Last week was the first day of the 15-day-strike scheduled by Iberia ground staff, cabin crew members unions and pilots trade union SEPLA. By the way, one could wonder how they all could agree on something since their interests are usually opposite.
Iberia has been living dangerously for years. Today the airline is very close to bankruptcy for many reasons, even if pilots insist on the cheap argument that the main fault is the company management, who is to blame for years of irregularities.
According to the analysts, the average cost of one day of pilot strike was estimated in around 3 million euros. Today this would mean an extra cost of more than 50 million, added to the airline’s 127 million restructuring plan. But it could cost much more: Iberia operates the handling for most of the airlines at many Spanish airports and a strike could result in having to pay a compensation for those companies affected by the lack of service, which would add to the cancellation of reservations.

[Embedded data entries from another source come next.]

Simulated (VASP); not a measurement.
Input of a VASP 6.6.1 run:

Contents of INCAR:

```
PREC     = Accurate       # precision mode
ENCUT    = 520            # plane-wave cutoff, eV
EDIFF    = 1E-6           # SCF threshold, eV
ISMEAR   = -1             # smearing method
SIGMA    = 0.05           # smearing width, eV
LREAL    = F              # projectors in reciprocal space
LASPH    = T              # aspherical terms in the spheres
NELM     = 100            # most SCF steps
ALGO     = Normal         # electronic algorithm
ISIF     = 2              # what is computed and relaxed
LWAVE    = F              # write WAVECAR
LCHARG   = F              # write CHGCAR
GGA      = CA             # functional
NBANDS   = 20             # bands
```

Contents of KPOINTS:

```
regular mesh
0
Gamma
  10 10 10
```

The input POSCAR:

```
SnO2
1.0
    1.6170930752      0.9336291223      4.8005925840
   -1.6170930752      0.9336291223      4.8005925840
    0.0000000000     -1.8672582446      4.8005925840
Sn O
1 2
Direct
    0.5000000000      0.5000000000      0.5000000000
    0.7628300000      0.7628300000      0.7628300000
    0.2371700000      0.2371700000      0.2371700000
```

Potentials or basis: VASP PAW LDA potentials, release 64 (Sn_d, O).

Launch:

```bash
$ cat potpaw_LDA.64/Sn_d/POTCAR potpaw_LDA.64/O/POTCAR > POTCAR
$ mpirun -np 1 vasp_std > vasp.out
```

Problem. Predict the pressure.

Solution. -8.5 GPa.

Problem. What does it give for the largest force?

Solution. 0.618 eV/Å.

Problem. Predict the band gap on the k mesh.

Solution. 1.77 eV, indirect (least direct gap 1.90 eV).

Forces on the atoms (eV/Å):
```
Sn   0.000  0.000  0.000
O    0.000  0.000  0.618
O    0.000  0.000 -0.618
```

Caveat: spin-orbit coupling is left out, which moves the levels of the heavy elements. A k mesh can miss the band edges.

The once flagship company, today in private hands, had all the elements to become the object of a tricky, convoluted conflict and in the end it’s become the national talk, an experimental lab. Customers complain about anything, from delays to the orange juice served on board. Also, the airline is extremely vulnerable and dependent on political instability, oil prices and Spain’s economic crisis. A third factor would be Iberia’s staff heterogeneity: many of whose groups are susceptible to stop the activity of the company. And they are not only aware of it, they also exert that power more often than we’d think. The most paradigmatic of them all is the pilot’s union (SEPLA). For them, the rest of the staff is irrelevant.
Iberia’s ground staff is having a strong role in this strike. It’s the first time that all unions are acting together but it would be too simple to think they all have problems with their working conditions -even if some do and they are right to protest against them-. For many analysts the unions also have an agenda.
And the icing of the cake is the outside enemy. Iberia and British Airways merger in the International Airlines Group (IAG) gives the staff a scapegoat, even if this means to create a fiction based on falsehoods and inaccuracies.
With all these elements, it is quite complicated to see an agreement on the horizon. It is even difficult to agree on what the problem is. There is a theory that states that recognizing a problem is already 50% solution and that humans tend to face big problems by creating defense or attack mechanisms. A clear defense mechanism, but it can lead us to disaster, is not to recognize the seriousness of the problem. The attack would be to fully recognize the seriousness of the situation and to try to develop effective solutions, no matter how costly and painful they are. But none of that is happening at Iberia.
Note: International Airlines Group (IAG) is the company resulting from the merger of Iberia and British Airways in April 2010. BA has 55% and Iberia 45%. This agreement and the weight of each of the companies shall be reviewed in 2016, estimating that for then, participation of Iberia in IAG will fall and, conversely, that of BA will rise considerably. This is causing uncertainty among the Spanish airline staff, who wants the managers commitment to make sure that the current status quo won’t change.